Meanwhile, SEC Chairman Christopher Cox has said his agency "will unveil significant changes" in regulation to diminish the cost of compliance. Last summer, in reaction to resounding criticism of the implementation of the act's Section 404 in particular, the SEC published a "Concept Release."

It would certainly be desirable for the SEC to address the problems that have made the implementation of Section 404, the external auditor certifications of internal controls, a synonym for wasteful expense, bureaucracy, and paperwork.

With costs that have outweighed the benefits, Sarbanes-Oxley implementation has been to the net detriment, not benefit, of investors.

Consistent with this conclusion, Alan Greenspan has suggested that, as summarized by the Boston Herald, the rules have "become a 'nightmare' and should be scrapped."

But the problem with the SEC's Concept Release in response to this criticism is that it focuses on "additional guidance." What is needed is not additional guidance, but different and better guidance. The required project is much more fundamental than the Concept Release seems to presuppose.

Here are the key items in need of fundamental change, either by the SEC or by Congress:

Smaller companies. Section 404 should be made voluntary for smaller companies (and certainly for small banks, which are already intensively and expensively regulated). Alternately stated, these companies should have the ability to "opt out" of Section 404, with corresponding disclosure to investors, including the reasons for the company's decision.

Former SEC Chairman Arthur Levitt and others maintain that Section 404 compliance should be mandatory for all public companies, because it will cause investors to pay more for their securities ("lower their cost of capital"). But in fact this is a perfect argument for a voluntary system. If it be true that investors will pay more for a company's stock and bonds because it implements Section 404, it will voluntarily do so.

But what if it is not true? What if investors conclude that Section 404 costs far more than it is worth and thereby reduces the value of their investment? Companies will respond accordingly.

The judgments and the point of view of investors should prevail, not the point of view of accountants trying to protect themselves from PCAOB criticism or from the fate of Arthur Andersen, while at the same time making exceptional profits from adding to the burden on companies.

A voluntary approach is superior, at a minimum for small companies.

A similar approach was reccomended by SEC's Advisory Committee on Smaller Public Companies. A voluntary approach is not only better suited to a market economy and a free society, but it is the way to let market discipline reduce the morass of expense and bureaucracy which Section 404 implementation has unintentionally created.

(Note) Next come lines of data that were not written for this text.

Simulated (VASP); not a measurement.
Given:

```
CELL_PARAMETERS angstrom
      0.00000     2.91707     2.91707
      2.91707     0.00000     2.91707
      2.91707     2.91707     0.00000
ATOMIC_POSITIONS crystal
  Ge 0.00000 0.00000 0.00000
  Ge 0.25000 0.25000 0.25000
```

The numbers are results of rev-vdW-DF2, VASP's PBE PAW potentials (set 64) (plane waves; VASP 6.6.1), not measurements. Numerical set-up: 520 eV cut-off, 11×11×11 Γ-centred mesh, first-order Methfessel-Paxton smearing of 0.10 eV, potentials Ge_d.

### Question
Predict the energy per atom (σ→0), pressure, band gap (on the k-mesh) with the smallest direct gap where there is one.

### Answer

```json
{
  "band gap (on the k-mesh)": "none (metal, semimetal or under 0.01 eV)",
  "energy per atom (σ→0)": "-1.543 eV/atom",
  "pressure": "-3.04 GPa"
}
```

Materiality and frequency. An essential reform is to fix the audit review standard of "other than a remote likelihood," which has caused Section 404 implementation to be everywhere associated with nitpicking and trivial paperwork. This should be changed to reasonable material weakness criterion, specifically: "a material risk of loss, misstatement, or fraud."

Another simple and sensible way to reduce the heavy cost of Section 404 audits, in either a mandatory or voluntary system, would be to make them less frequent after the first year of compliance.

Every three years would be reasonable, for example.

Auditor advice. Another required reform of Sarbanes-Oxley implementation is the unambiguous statement that rendering advice on the application of accounting standards is not only permitted, but expected and required of external auditors as part of their professional responsibility.

An absurd unintended effect of implementation has been in many cases to make the audit engagement team unwilling or unable, without deadening internal accounting firm bureaucracy, to perform this essential professional function.

As part of this reform, the SEC should help make it clear to the press, the public, and Congress that accounting is not something objective, but that it is replete with more or less subjective judgments, choices among highly debatable accounting theories, and estimates of the unknowable future - all making professional consultation and advice essential.

As a prime example, nothing could make this problem more obvious than trying to cope with the byzantine, conceptually confused and confusing FASB standard 133 on accounting for derivatives.

Of course no financial professional has the naïve belief that accounting is something objective, and no one at the SEC should believe this, but this illusion is common among those not trained in finance.

Auditor conflict of interest. Reform of Section 404 implementation needs to address the fundamental conflict of interest for accounting firms which is involved.

As is well known, Sarbanes-Oxley implementation has been and continues to be a financial bonanza for these firms at the expense of corporate shareholders. The more detailed and burdensome they make the Section 404 routines, the more generous are the profits of the accounting firm partners.

The problem is compounded by the existence of only four principal firms, which in reality gives most companies very little choice; hence there is much less than optimal competition and the large firms enjoy pricing power.

It would greatly help matters for the SEC to implement the congressional intent of Sarbanes-Oxley as expressed by the Report of the Senate Banking Committee on Section 404: "The committee does not intend that the auditor's evaluation be the subject of a separate engagement or the basis for increased charges or fees."

In sum, reform of Sarbanes-Oxley implementation has a long way to go. To close with a prediction: If the SEC follows its Concept Release direction, it will end up only adding to the excess of rules, procedures, and bureaucracy. Fundamental reform will then require the Congress to act.